The United States will provide nearly 1.0 billion US dollars (£780 million) more in longer-term weapons support to Ukraine, defence secretary Lloyd Austin said on Saturday.
The Biden administration is rushing to spend all the congressionally approved money it has left to bolster Kyiv before President-elect Donald Trump takes office next month.
The latest package will include more drones and munitions for the High Mobility Artillery Rocket Systems (HIMARS) that the US has provided.
While these weapons are critically needed now, they will be funded through the Ukraine Security Assistance Initiative, which pays for longer-term systems to be put on contract.
The weapon systems purchased are often intended to support Ukraine’s future military capabilities, not make an immediate difference on the battlefield.
The 988 million dollar (£775 million) package is on top of an additional 725 million dollars (£569 million) in US military assistance, including counter-drone systems and HIMARS munitions, announced on Monday that would be drawn from the Pentagon’s stockpiles to more quickly get to the front lines.
The US has provided Ukraine with more than 62 billion dollars (£49 billion) in military aid since Russia’s invasion in February 2022.
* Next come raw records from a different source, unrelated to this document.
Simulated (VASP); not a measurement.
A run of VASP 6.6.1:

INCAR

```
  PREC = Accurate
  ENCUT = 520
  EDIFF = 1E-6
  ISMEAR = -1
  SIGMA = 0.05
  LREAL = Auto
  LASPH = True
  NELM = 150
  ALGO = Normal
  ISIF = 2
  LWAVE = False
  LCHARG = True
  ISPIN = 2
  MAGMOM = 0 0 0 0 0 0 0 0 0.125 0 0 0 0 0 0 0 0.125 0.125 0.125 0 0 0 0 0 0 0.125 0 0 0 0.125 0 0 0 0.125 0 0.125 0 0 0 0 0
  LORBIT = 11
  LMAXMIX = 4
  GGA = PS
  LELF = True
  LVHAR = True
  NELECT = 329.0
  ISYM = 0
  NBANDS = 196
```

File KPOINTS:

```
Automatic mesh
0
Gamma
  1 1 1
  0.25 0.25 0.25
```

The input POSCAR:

Ukraine is facing an intensified onslaught by Russia, which is now using thousands of North Korean troops to augment its fight to take back the Kursk region.
Moscow also has launched an intermediate-range ballistic missile and regularly strikes Kyiv’s civilian infrastructure.
With questions about whether Mr Trump will maintain military support to Ukraine, the Biden administration has been trying to spend every dollar remaining from a massive foreign aid bill passed earlier this year to put Ukraine in the strongest position possible.
“This administration has made its choice. So has a bipartisan coalition in Congress. The next administration must make its own choice,” Mr Austin said at an annual gathering of national security officials, defence firms and lawmakers at the Ronald Reagan Presidential Library in Simi Valley, California.